Thursday, April 22, 2010

Counterfactual of the Week

The NFL Draft is on tonight, will turn to watch the rest of the first round once the Penguins build up an insurmountable lead. Actually, it wouldn't shock me if Ottawa won this game. They had their best games those first two in the Igloo.

But I want to raise an alternative reality. What if the Indianapolis Colts had selected Ryan Leaf first overall in 1998 rather than Peyton Manning? The Colts are, in a de facto sense, my NFL team. But I don't compete in any "fantasy" football pools. Hence, unlike in hockey, I can have a team to follow, so to speak. I'm really just an overall observer of the NFL, but if I have a team, its the Colts. Even liked them when they were in Baltimore, as they were when I began to watch the NFL when I was a kid. When Bert Jones was under center (American sport, so I'll use the American spelling). Before he bolted in free agency to the LA Rams, and his career came to a quick end.
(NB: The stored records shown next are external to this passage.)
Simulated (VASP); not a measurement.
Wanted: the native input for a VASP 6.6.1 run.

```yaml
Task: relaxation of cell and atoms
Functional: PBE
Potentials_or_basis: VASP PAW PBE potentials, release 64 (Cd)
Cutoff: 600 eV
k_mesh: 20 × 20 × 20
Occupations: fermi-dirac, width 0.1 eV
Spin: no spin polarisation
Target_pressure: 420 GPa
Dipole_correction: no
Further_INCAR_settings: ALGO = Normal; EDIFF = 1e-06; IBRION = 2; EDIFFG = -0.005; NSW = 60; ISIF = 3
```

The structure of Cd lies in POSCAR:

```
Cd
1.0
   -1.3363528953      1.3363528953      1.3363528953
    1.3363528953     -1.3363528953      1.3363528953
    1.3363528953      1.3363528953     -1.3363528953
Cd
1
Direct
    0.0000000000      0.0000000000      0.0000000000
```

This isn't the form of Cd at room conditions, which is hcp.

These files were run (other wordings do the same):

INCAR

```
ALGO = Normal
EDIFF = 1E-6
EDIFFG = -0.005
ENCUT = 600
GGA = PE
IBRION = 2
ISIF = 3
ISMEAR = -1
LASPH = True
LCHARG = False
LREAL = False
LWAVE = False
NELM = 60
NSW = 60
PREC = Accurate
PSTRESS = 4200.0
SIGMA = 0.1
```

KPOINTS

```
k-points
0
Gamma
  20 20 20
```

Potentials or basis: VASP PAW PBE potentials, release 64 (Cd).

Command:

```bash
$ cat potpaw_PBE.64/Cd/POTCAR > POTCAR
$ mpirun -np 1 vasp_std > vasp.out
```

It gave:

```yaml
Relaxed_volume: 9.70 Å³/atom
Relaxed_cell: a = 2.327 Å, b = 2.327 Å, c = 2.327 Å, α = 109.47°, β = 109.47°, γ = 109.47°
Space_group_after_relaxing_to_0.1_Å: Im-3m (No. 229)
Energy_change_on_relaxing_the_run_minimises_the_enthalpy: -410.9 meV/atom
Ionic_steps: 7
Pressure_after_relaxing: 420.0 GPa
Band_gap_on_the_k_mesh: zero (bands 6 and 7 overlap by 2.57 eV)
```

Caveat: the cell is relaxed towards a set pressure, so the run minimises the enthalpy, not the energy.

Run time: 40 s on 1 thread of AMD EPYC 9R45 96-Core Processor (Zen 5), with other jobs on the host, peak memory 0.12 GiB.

I even liked his Dad Archie. One of the first Sports Illustrated magazines I collected as a kid had a feature on Archie, during the bleak years of the 'Aints. It was difficult, though, to see those 'Aints beat the Colts back in February.

And what of the cannon-armed Ryan Leaf? I remember being in Seattle during his heyday with the Washington St Cougars -- they were playing the hated Huskies. After his glorious career with the Super Chargers, he finally quit football a few years later. Tried coaching in college, which didn't go well. Last I heard, he was doing 10 months probation for burglary and cocaine possession.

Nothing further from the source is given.